Originally Posted by
bedrock
ALPA and the regional pilot group are at odd with one another, so i agree, ALPA has hindered not helped regional pilots. They urged signing of poor contracts to keep mainline costs low in order to ensure a bigger slice of the pie for ALPA mainline pilots.
And this is why the current regional pilots are doomed to substandard agreements and a victim mentality. You really blame the mainline pilots for your groups acceptance of substandard contracts? Your group was more than happy to accept the gift of mainline flying from relaxed scope clauses which without the majority of you would not be flying airplanes today. You were more than happy to accept those reduced wages of your own negotiations to get those fast upgrades and to move on to another carrier.
However, regionals hit the saturation point. The growth stopped, age 65 went into effec and the regional workgroup got more senior as there was no movement. All of a sudden you guys start considering the consequences of long term regional employment.
It isn't the mainline pilot groups that have hurt you. It is pure economics of the equipment you fly and the wages you earn. The regional 50 seat airplane is a money loser. That isn't the fault of the mainline pilots.
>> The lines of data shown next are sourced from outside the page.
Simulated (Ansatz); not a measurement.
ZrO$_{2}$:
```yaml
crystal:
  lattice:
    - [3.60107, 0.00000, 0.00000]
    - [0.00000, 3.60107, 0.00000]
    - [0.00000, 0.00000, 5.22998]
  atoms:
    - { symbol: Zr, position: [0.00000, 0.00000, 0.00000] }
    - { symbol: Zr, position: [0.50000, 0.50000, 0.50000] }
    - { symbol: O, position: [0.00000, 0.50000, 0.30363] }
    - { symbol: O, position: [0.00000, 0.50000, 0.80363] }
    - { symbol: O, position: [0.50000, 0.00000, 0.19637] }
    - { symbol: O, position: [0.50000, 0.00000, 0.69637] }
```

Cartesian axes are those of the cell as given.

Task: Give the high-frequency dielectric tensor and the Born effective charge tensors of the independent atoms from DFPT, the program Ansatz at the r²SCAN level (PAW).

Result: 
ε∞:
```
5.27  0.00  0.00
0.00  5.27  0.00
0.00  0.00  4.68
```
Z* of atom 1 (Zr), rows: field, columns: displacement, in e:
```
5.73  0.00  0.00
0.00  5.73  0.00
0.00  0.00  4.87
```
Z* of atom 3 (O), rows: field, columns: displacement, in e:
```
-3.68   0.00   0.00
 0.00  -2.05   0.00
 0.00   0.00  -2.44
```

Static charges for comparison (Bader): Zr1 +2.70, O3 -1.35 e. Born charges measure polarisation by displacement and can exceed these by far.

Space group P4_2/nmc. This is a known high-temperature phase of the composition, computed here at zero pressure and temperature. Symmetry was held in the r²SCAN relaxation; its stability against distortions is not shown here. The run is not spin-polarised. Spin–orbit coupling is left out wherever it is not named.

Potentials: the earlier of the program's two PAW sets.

Why don't you find someone else to blame for all of your woes in life. I have to ask, did you do any research into the pay and benefits of your carrier before you took the job? Was this all a surprise to you after the fact?
What seems to elude most of the regional pilots is that having a job as an RJ pilot doesn't guarantee you a mainline cockpit ans pay rate. With the poor attitudes many display I suspect more than a few of you door very poorly in interviews.